Tuesday, July 8, 2008

The Illusion of Democracy

US can’t bulldoze democracy into unready soil

From The Statesman
ND Batra

Islamic conservatism, as practised in Saudi Arabia and most Muslim countries, and nationalistic authoritarianism successfully exemplified by China and Russia, are the two powerful alternatives to democracy as political organising principles. Spreading democracy is a worthy goal but the US has to face complex challenges in this interdependent world, challenges that would compel policymakers, Democrats and Republicans, to act as pragmatist idealists.

Both Senator John McCain and Senator Barack Obama are gradually moving in that direction as they consider global threats: terrorism, failing states, soaring oil prices, nuclear weapons proliferation and environmental degradation. A “league of democracies”, as Mr McCain has described it, is not enough to solve global problems. Consider the present actualities. China has been growing at the rate of 8-9 per cent for the past two decades or so and is expected to become a powerful economic and military force, almost a superpower, in the coming decades. Since authoritarian rule has not held China back from growing at a dizzying rate, it is quite sensible to ask: How could China do so much in such a short time without freedom and civil liberties?

In a speech at the Hoover Institution on US foreign policy at Stanford University in Stanford, California, Mr McCain said about China that “despite miraculous economic growth and a higher standard of living for many millions of Chinese, hopes for an accompanying political reform have diminished. The ruling party seems determined to dominate political life, and as in the past, the talk is of order, not democracy, the supremacy of the party not of the people”.

Perhaps the Chinese people by and large don’t care for democracy; nonetheless, the US has no choice but to deal with China for commercial and diplomatic reasons.

After the collapse of the Soviet Union, a Japanese-American scholar, Mr Francis Fukuyama, gloated that it was nothing but “the end point of mankind’s ideological evolution and the universalisation of Western liberal democracy as the final form of human government”.
You can see the bonfires of such scholarly predictions all around.

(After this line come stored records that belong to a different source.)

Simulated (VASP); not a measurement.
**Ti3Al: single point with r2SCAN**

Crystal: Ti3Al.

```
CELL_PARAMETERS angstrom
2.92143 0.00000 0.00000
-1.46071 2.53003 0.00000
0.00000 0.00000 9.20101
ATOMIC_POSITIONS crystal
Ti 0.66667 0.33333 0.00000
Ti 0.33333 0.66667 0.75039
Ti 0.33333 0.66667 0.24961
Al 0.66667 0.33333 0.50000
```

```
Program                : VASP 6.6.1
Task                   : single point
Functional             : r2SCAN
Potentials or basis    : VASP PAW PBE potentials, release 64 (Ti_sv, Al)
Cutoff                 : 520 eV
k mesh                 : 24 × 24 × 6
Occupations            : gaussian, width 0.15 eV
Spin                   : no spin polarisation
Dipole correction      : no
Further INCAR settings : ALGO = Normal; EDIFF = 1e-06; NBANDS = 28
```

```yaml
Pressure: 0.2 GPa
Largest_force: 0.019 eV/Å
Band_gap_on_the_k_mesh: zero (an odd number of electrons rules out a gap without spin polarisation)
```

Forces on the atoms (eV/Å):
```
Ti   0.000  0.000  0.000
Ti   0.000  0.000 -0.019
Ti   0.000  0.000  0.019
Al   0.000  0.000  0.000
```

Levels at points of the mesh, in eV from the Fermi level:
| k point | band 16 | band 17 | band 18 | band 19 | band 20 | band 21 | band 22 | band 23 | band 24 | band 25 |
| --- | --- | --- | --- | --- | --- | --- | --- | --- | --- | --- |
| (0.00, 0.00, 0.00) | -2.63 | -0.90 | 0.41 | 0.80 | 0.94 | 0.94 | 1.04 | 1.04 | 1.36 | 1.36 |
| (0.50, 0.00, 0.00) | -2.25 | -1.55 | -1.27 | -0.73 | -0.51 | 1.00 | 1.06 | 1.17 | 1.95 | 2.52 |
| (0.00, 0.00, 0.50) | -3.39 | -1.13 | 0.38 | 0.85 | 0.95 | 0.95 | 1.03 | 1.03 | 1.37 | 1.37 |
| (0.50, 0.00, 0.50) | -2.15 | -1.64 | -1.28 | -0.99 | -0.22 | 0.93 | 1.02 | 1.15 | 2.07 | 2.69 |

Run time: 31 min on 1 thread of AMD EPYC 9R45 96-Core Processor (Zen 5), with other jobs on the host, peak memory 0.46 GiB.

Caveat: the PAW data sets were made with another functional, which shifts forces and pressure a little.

The end of communism brought about a sense of misplaced euphoria, a massive illusion: this is the final triumph of democracy. But freedom did not happen in Russia after the Soviet Union disintegrated; and it did not happen in China in spite of rapid economic growth and broadening prosperity under state-controlled market capitalism couched in fervid nationalism.

The raging Beijing Olympic fever is about nationalism, not democracy and freedom. It is a corporate-hitched global propaganda about China rising under authoritarianism, not a new chapter on freedom and democracy.

Freedom did not spring like a long-awaited spring after the collapse of the Soviet Union. In fact worldwide authoritarianism has increased. China has no doubt ceased to be an immediate threat since its economic growth has become increasingly tied up with search for energy and other raw materials, foreign direct investment, and exports, especially to Europe and the US.

Today China, paradoxically, is the US’s biggest foreign lender; and so, no wonder, human rights concerns, including Tibet, have ceased to be an issue in US-China relations. Whenever US trade officials visit China, they urge China to spend more on consumer goods and raise the value of its currency; they seldom mention democracy or Tibetan human rights.

For China, consuming what they manufacture is more important than political freedom. Democracy has not been rising in the Muslim-Arab world, where authoritarianism holds sway. Between the US and Saudi Arabia and other seemingly pro-American Muslim-Arab countries in the region, where fundamentalism has a large appeal, human rights and freedom are never a hot-button issue. After the 2001 terrorist attacks, the US leveraged financial and military aid to make Pakistan an ally against Taliban and Al-Qaida terrorism.

And to maintain its hold over Pakistan, the US muffled the issue of even the black-marketing of nuclear technology by one of the world’s most notorious scientists, Mr AQ Khan, who recently implicated the Pakistan military in his nuclear wheeling and dealing.President Pervez Musharraf might have receded in the background because of the recent popular upsurge, but the military still rules the land. And the Taliban exercise control over a crucial border region between Pakistan and Afghanistan.

The US cannot give up the realpolitik of dealing with non-democratic regimes, such as North Korea, regardless of its messianic fervour of spreading freedom universally. The song and dance of freedom and liberty seems to be a posture of public diplomacy for winning the hearts and minds of the Arab-Muslim world after its ruinous post-Iraq war handling of insurgency.

There is no gainsaying the fact the US remains vulnerable to terrorism so long as tyranny and the ideology of hate prevail abroad and for which, some experts believe, there’s no other solution except to expand the democratic form of government and its freedoms. But Arab/Muslims look at China, where 1.3 billion people work day and night to make goods for the entire world without much concern about freedom.

The US cannot bulldoze democracy into any country.

Elections in Afghanistan, the Palestinian Authority and Iraq raised some hope that eventually a sharing of power might bring about the beginning of democratic law and order. But freedom to vote is not enough because it does not mean the end of violence, poverty and unemployment, which provide fertile ground for more terrorism.

Look at Zimbabwe’s President, Mr Robert Mugabe, who told the world at the recent African Union forum to go to hell. Mr Mugabe looks to China, not the US or South Africa.

The rhetoric of democracy must include economic aid, including preferential trade for poor countries that have been making valiant efforts to grow economically and control terrorism at the same time. Instead of crouching toward China or Russia as a model, they should look to the US. That is the biggest challenge for US international diplomacy and the next President.


(ND Batra is professor of communications at Norwich University)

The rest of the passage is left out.